SNHU GEM Partners with Inua Consulting to Conduct Research Project on Malawi Refugee Relocation Policies

Inua Consulting group SNHU GEM students

Working with refugees in the Dzaleka camp, SNHU GEM students and alumni bring cultural competence and professional skills to a research project that will support their own community.

Building trust between researchers and the researched can be difficult – but Southern New Hampshire University’s Global Education Movement (SNHU GEM) refugee learners are well equipped for the job, with the powerful combination of cultural competency and SNHU GEM education.

Six SNHU GEM students and graduates were recently hired by Inua Consulting and the University of Malawi to work as research enumerators for a project in the Dzaleka refugee camp. They gained hands-on experience collecting and analyzing data, and working with research subjects in their own community. The enumerators surveyed Dzaleka refugee camp residents to learn how they would respond if the Malawi government amended its national refugee policy to offer more opportunities for refugee integration.

Innocent Magambi, founder of Inua Consulting, believes that SNHU GEM students and graduates are uniquely positioned to excel in research work, particularly in refugee communities. SNHU GEM learners are deeply rooted in the refugee community and understand the principles of data collection and research ethics thanks to their SNHU GEM education. “They can guide our team on research design because they are members of the community we work with,” says Innocent. “They are trusted by the refugee community, and have a variety of languages available to communicate with them.”

As a self-described “refugee for life,” Innocent lived in five refugee camps across Eastern and Southern Africa before the age of 25, including Dzaleka refugee camp. He is keenly aware of the limitations of Malawi’s encampment policies, which legally requires all asylum seekers and refugees to live inside Dzaleka and denies them access to public higher education and employment opportunities. 
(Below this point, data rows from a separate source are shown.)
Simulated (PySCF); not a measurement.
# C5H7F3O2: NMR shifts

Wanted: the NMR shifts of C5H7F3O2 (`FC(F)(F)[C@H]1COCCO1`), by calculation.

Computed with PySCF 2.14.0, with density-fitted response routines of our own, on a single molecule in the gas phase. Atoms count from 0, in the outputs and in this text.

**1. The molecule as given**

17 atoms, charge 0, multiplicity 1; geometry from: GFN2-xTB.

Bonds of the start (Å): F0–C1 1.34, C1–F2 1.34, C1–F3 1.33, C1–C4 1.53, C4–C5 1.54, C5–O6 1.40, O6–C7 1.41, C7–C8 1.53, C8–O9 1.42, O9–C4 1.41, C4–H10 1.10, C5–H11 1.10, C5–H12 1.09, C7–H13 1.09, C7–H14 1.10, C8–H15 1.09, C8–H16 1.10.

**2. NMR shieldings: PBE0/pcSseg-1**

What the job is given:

Such restrictions make SNHU GEM a vital resource for refugees. Providing opportunities for refugees and displaced learners to obtain an internationally-recognized degree and gain hands-on professional experience opens pathways to employment and empowers students to transform their outcomes and succeed on their own terms.      

Innocent hopes this research will provide tangible data that can inform and guide policy practitioners in Malawi. If national policy excludes refugees from integration, their potential will always be restrained.”